Advent of Code 2016 Day 20
Part 1
- I have an idea. It may not work.
- Does my idea work? We may never know.
- Does my better idea work? Heck ya!
I have an idea. It may not work.
My idea, in parts:
Starting from the input as a list:
5-8
0-2
4-7
Sort the list of ranges of integers in ascending order by the lower boundary:
0-2
4-7
5-8
Initialize a set of unique values:
{ }
Add all integers in the first range:
{0,1,2}
Perform a check about the lower bound of the next range:
Is it two greater than the highest integer in the set?
If so, the integer one higher than the highest integer is the answer
Else, it's either less than, equal to, or one higher than the highest in the set
Add all integers to the set
Do this until a match is found...assuming the lowest integer less less than the highest possible integer in the set.
I wonder if this will work.
I'm excited to write it!
Does my idea work? We may never know.
That's because I thought of an even better one!
During the time I stepped away, I gained some clarity about the task.
And I've come up with a much faster algorithm that doesn't involve sets of numbers at all!
My better idea, in parts:
Starting from the input as a list:
5-8
0-2
4-7
Sort the list of ranges of integers in ascending order by the lower boundary:
0-2
4-7
5-8
Set a max
as 0
:
max = 0
Update max
based on the first range:
max = Math.max(max, 2)
Continue as long as the lower bound of the next range is less than max + 1
.
By the time that loop ends:
return max + 1
Why it's faster:
- No collections of millions/billions/trillions of numbers
- It only reads three numbers each iteration: 1) current max; 2) upper bound; 3) lower bound
The question is, will it work in practice?

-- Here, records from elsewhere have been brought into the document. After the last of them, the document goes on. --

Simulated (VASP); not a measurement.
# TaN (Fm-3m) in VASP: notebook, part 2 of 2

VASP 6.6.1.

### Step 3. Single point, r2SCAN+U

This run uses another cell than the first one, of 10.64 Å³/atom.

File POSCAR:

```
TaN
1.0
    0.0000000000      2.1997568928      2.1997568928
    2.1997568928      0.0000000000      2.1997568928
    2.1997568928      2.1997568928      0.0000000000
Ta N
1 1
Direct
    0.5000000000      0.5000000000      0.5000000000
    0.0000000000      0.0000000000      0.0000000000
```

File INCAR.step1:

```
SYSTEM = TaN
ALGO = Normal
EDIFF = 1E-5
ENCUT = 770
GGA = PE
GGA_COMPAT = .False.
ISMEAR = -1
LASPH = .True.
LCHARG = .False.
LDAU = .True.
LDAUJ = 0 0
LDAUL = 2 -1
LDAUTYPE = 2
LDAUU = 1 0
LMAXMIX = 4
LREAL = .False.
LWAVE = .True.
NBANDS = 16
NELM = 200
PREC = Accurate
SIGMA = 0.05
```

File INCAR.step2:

Does my better idea work? Heck ya!
- It worked on the example list
- And it worked using my puzzle input!
Better yet, it only had to check 18 out of over 1005 ranges before terminating!
Part 2
- From one...to all. Saw that coming.
- Updating my Part 1 algorithm
From one...to all. Saw that coming.
I'm pretty confident this will only require a small adjustment to my algorithm:
- Right now, I use a
do...while
loop, stopping as soon as I find a non-blocked IP - To find them all, I instead need to iterate through each range and collect all non-blocked IPs
Updating my Part 1 algorithm
Round 1
Set max as 0
Set ips as an empty set
For each range of ips
If the lower bound of the range is greater than the integer one higher than max
For each integer from max + 1 up to but not including the lower bound
Add the integer to ips
Update max to the higher integer between max and the upper bound in the range
Return the count of integers in ips
It generates the correct answer!
But - since the correct answer is just a count of the non-blocked IPs - I shouldn't have to store each IP.
I should just be able to increment a tally!
Round 2
Set max as 0
Set ips as 0
For each range of ips
If the lower bound of the range is greater than the integer one higher than max
Increment ips by the difference of the lower bound and max + 1
Update max to the higher integer between max and the upper bound in the range
Return the count of integers in ips
It generates the correct answer, too!
Hey, wait a second.
I could combine algorithms for Parts 1 and 2, with only a minor performance sacrifice!
reduce()
to the rescue again!
Round 3
For each range of ips, accumulate a 2-element array
Element 1 is ips, an array
Element 2 is max, starting as 0
If the lower bound of the range is greater than the integer one higher than max
For each integer from max + 1 up to but not including the lower bound
Add the integer to ips
Update max to the higher integer between max and the upper bound in the range
Return the first integer in the array, and the length of the array
In JavaScript:
let [ips,] = ranges.reduce((acc, range) => {
if (range[0] > acc[1] + 1) {
for (let i = acc[1] + 1; i < range[0]; i++) {
acc[0].push(i)
}
}
acc[1] = Math.max(acc[1], range[1])
return acc
}, [[], 0])
return [ips[0], ips.length]
I did it!!
- I solved both parts!
- I recognized this puzzle could be solved by sorting the ranges, then checking the range boundaries
- I wrote four algorithms!
- The last one solved both parts in two statements!
- All of my algorithms run faster than I anticipated at the onset!
This puzzle made me feel like I went from Beginner to Expert Computer Programmer:
- At first, I thought I'd have to evaluate and store a collection containing trillions of integers!
- By the end, I wrote a combined algorithm that only evaluates a fraction of the 2000 integers in my puzzle input!